Facebook CEO Mark Zuckerberg finally broke his silence about the abuse of data on the platform by Cambridge Analytica, promising to redouble efforts to safeguard user privacy after the exposure of the massive data breach.
Since Friday, Facebook has been on the defensive over reports that Cambridge Analytica improperly obtained data on 50 million users, information that it tried to use to influence the 2016 US elections and Brexit referendum.
“We have a responsibility to protect your data, and if we can’t then we don’t deserve to serve you,” Zuckerberg said in a post on the social network he founded. “I’ve been working to understand exactly what happened and how to make sure this doesn’t happen again.”
Don’t worry. There is “good news,” per Zuckerberg.
“The good news is that the most important actions to prevent this from happening again today we have already taken years ago,” the Facebook CEO said, referring to a 2014 rule that prohibited developers from accessing data on users’ friends. The Cambridge Analytica breach before that. “But we also made mistakes, there’s more to do, and we need to step up and do it.”

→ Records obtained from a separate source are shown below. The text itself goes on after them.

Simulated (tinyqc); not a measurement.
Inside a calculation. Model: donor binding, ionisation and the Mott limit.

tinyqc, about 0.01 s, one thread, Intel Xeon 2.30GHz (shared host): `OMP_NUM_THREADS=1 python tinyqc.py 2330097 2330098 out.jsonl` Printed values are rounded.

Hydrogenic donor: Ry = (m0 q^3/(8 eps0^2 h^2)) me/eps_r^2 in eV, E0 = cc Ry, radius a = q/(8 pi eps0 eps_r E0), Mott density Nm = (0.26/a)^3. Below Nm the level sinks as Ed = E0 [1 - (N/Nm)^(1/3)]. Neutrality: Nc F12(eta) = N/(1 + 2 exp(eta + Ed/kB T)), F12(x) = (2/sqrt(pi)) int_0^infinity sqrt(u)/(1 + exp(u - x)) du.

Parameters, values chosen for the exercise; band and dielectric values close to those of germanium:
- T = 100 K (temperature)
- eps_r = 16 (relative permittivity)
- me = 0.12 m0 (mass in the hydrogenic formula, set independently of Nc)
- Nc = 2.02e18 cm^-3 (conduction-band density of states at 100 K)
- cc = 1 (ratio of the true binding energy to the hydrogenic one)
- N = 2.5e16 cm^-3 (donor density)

Zuckerberg and Facebook second-in-command Sheryl Sandberg, the chief operating officer, have faced criticism for going somewhat AWOL by not commenting publicly sooner or addressing an all-hands meeting at Facebook on Tuesday. His Facebook post outlined a few steps the company would take to lock down privacy on the platform:
First, we will investigate all apps that had access to large amounts of information before we changed our platform to dramatically reduce data access in 2014, and we will conduct a full audit of any app with suspicious activity. We will ban any developer from our platform that does not agree to a thorough audit. …
Second, we will restrict developers’ data access even further to prevent other kinds of abuse. For example, we will remove developers’ access to your data if you haven’t used their app in 3 months. We will reduce the data you give an app when you sign in — to only your name, profile photo, and email address. We’ll require developers to not only get approval but also sign a contract in order to ask anyone for access to their posts or other private data. …
Third, we want to make sure you understand which apps you’ve allowed to access your data. In the next month, we will show everyone a tool at the top of your News Feed with the apps you’ve used and an easy way to revoke those apps’ permissions to your data.
But as Zuckerberg said, the most important change may have come in 2014, when Facebook limited developers’ access to data on users’ friends. Before that, a researcher employed by Cambridge Analytica was able to reach 300,000 Facebook users with a quiz app and, using the data yielded from that quiz, build profiles on 50 million Facebook users.
Facebook said that the researcher, Aleksandr Kogan, claimed his work was academic. In 2015, when Facebook learned that Kogan had passed the data to Cambridge Analytica, he was banned from the social network and Cambridge Analytica promised to delete the data. Now, of course, there are reports the data was never deleted.